Optimized Data Structures
HORUS uses carefully optimized memory layouts to minimize latency. The communication paths are designed for maximum throughput with predictable timing — same-thread paths achieve 14ns, cross-thread SPSC achieves 82ns, and cross-process achieves 162ns with only 99ns overhead over the 63ns hardware floor.
Benchmark Results
Measured on Intel i9-14900K (32 cores), WSL2, release mode, RDTSC timing. Run cargo run --release -p horus_benchmarks --bin all_paths_latency to reproduce on your hardware.
For detailed methodology and raw data, see the dedicated Benchmarks page.
IPC Latency (All Backend Paths)
| Scenario | Backend | p50 | p99 | p99.9 | max |
|---|---|---|---|---|---|
| Same thread | DirectChannel | 12ns | 13ns | 13ns | 13ns |
| Cross-thread 1:1 | SpscIntra | 91ns | 107ns | 125ns | 125ns |
| Cross-thread 1:N | SpmcIntra | 80ns | 92ns | 94ns | 94ns |
| Cross-thread N:1 | MpscIntra | 187ns | 372ns | 458ns | 464ns |
| Cross-thread N:N | FanoutIntra | 150ns | 307ns | 322ns | 322ns |
| Cross-process 1:1 | SpscShm | 171ns | 192ns | 195ns | 195ns |
| Cross-process MPMC | FanoutShm | 91ns | 230ns | — | — |
| Cross-process broadcast | PodShm | 152ns | 227ns | 254ns | 254ns |
| Hardware floor (raw SHM atomic) | — | 57ns | — | — | — |
Framework overhead: ~99ns over the 63ns hardware floor for cross-process 1:1.
Robotics Message Types
| Message | Size | Median | p99 | Throughput |
|---|---|---|---|---|
| CmdVel | 16B | 89ns | 91ns | 11.1M msg/s |
| Imu | 304B | 119ns | 150ns | 7.8M msg/s |
| LaserScan | 1,480B | 151ns | 184ns | 6.3M msg/s |
| JointCommand | 928B | 128ns | 157ns | 8.1M msg/s |
All message types pass real-time suitability: CmdVel at 10kHz (p99=91ns), Imu at 500Hz (p99=150ns), LaserScan at 40Hz (p99=184ns).
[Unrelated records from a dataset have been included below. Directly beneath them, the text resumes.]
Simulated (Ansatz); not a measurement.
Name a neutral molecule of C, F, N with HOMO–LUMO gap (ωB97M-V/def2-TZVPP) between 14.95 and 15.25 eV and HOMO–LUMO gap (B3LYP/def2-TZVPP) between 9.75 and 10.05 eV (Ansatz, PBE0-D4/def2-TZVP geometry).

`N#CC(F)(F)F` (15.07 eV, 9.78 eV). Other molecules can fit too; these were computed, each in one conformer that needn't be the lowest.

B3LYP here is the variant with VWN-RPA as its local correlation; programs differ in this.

Python Binding Performance
| Operation | p50 | p99 | Throughput | Overhead vs Rust |
|---|---|---|---|---|
| CmdVel send+recv (typed) | 1.7μs | 2.4μs | 2.7M msg/s | 78x (GIL + PyO3) |
| Pose2D send+recv (typed) | 1.7μs | 3.0μs | 2.7M msg/s | 76x |
| Imu send+recv (typed) | 1.9μs | 4.2μs | 2.4M msg/s | 63x |
| dict send+recv (1 key) | 6.2μs | 19.9μs | 714K msg/s | 284x |
| dict send+recv (4 keys) | 12.4μs | 34.2μs | 382K msg/s | 564x |
| dict send+recv (50 keys) | 111μs | 196μs | 42K msg/s | 5,065x |
| Image.to_numpy (640x480) | 3.0μs | 14.7μs | 1.5M/s | — |
| np.from_dlpack (640x480) | 1.1μs | 3.9μs | 3.5M/s | Zero-copy |
Key takeaway: Typed Python topics (Topic(CmdVel)) achieve 1.7μs — fast enough for 30Hz ML inference pipelines. Generic dict topics are 4-60x slower due to serialization. DLPack gives true zero-copy image access at 1.1μs.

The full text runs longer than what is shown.